[svn.haxx.se] · SVN Dev · SVN Users · SVN Org · TSVN Dev · TSVN Users · Subclipse Dev · Subclipse Users · this month's index

Re: Subversion, decentralized version control, and the future.

From: Garance A Drosihn <drosih_at_rpi.edu>
Date: 2007-07-03 03:54:47 CEST

At 4:56 PM -0700 6/28/07, Karl Fogel wrote:
>I've been wanting to post this for a while, but was waiting
>for the dust from Linus Torvald's GIT talk to settle first

Thanks for starting this thread. I think discussion of some
of these ideas will be helpful to subversion development. I
have moved to subversion for many things, and I'm not eager
to move off of subversion to git or other alternatives, but
there are some features I'd love to have.

Apologies that this is going to be so long-winded, but I'm
trying to build up a case (in my own mind) for exactly what
I would like to see, and why I would like to see it.

>In his talk, Torvalds explained why he thinks decentralized
>version control systems (like GIT and Mercurial) are the way
>of the future, ...

While his presentation was rather grating to listen to, I
think he did cover some interesting points.

>Since I'd like to use some of his arguments as a jumping-off
>point for thoughts on Subversion's future, here they are in
>brief:
>
> * Optimizing merging is as important as optimizing
> branching (if not more so).
>
> * Speed matters: ....
>
> * Having all history locally (...) is useful.
>
> * Reducing the thickness of the "commit access" wall is
> good for development. Torvalds didn't make this argument
> terribly well, so I'll try to restate what I think was
> his point:

> The important question is, who can put changes into the
> repository that the project is publishing releases from?

I think you're approaching this from a different direction than
Linus does, and I think *most* projects don't work in the same
way that Linus likes to work. Git is obviously successful for
how Linus does work, and I think the key reason is that Linus
works in a "pull" model of updating, while most of us work in
a "push" model.

Linus has his repository, and he has no intention of giving the
world access to it. However, he's quite willing to pull specific
updates from other people. Strictly speaking, *Linus* is the
only one who can put changes into the repository "the project"
is publishing releases from. This works, because what he does
is let everyone else create *their* repositories, and thus they
have access to their repository -- not his. And then he pulls
changes from their repo into his repo. He pulls what he wants,
and when he feels like pulling it.

In a project like FreeBSD, there is a central repository, and a
few hundred developers have push access into it. Oh, there's
code-review, and you can get bashed around the head if enough
developers are not happy with some commit that you pushed into
the central repo, but each developer is pushing his own updates
into the common repository.

I cannot see Linus giving 400+ people access to his personal
repository, and I cannot see FreeBSD switching to have a "pull"
model for bringing updates into the "official" project repository.

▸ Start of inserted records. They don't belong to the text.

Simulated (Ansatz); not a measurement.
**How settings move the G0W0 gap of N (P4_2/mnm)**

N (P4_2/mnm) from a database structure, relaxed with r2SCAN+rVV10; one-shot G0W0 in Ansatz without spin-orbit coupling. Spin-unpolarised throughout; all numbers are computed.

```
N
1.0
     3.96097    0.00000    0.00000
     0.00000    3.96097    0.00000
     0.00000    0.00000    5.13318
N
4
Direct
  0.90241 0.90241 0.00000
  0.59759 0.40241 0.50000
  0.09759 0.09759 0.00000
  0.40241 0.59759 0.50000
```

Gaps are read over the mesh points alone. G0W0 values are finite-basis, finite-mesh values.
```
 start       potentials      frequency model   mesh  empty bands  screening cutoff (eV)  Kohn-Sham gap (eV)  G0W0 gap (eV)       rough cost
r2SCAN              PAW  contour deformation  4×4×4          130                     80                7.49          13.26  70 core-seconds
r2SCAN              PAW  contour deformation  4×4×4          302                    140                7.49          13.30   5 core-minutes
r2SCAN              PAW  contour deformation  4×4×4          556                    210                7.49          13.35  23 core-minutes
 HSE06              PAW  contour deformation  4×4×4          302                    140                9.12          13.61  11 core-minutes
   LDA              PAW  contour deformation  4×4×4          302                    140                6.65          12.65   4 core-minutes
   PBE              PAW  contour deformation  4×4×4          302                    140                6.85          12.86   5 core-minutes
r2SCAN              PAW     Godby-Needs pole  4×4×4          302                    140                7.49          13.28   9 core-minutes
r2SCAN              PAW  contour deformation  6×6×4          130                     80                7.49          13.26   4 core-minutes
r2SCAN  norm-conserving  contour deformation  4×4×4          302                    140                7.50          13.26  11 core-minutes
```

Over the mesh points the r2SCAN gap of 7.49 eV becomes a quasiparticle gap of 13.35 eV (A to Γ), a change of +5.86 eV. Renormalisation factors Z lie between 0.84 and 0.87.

>When I talked to Brian Fitzpatrick about this, he listed three
>things as top priorities:
>
> - Faster. Subversion does need to be faster for many ops.
> - Offline commits.
> - Local branches.
>
>I would add "better merging", but basically agree with Fitz
>(note that we're getting much-improved merging in Subversion 1.5).

What I think I would like is more than just local branches. I
want branches which are recognized as being totally separate
from the original repository. Disjoint, separately administered.
People who have zero write access to a master repository should
still be able to do track their changes, and track those changes
wrt the official repository.

Also, from what I can tell, what we're getting is much-improved
tracking of merges made within a single repository. That is a
major benefit, of course, but we're still in the mindset of a
working from a single master repository.

>But there's another factor...
>
>True decentralized systems are really hard for most people to
>wrap their heads around.
>
>... One of Subversion's biggest advantages, and one of the
>reasons it's taking over the world, is that it's really easy
>to understand. There's a repository; you check stuff out;
>you modify the stuff; you check it back in.

I think a full-blown distributed change system is harder for
the average person to understand, but I think subversion could
provide a subset of it that would be really easy to explain.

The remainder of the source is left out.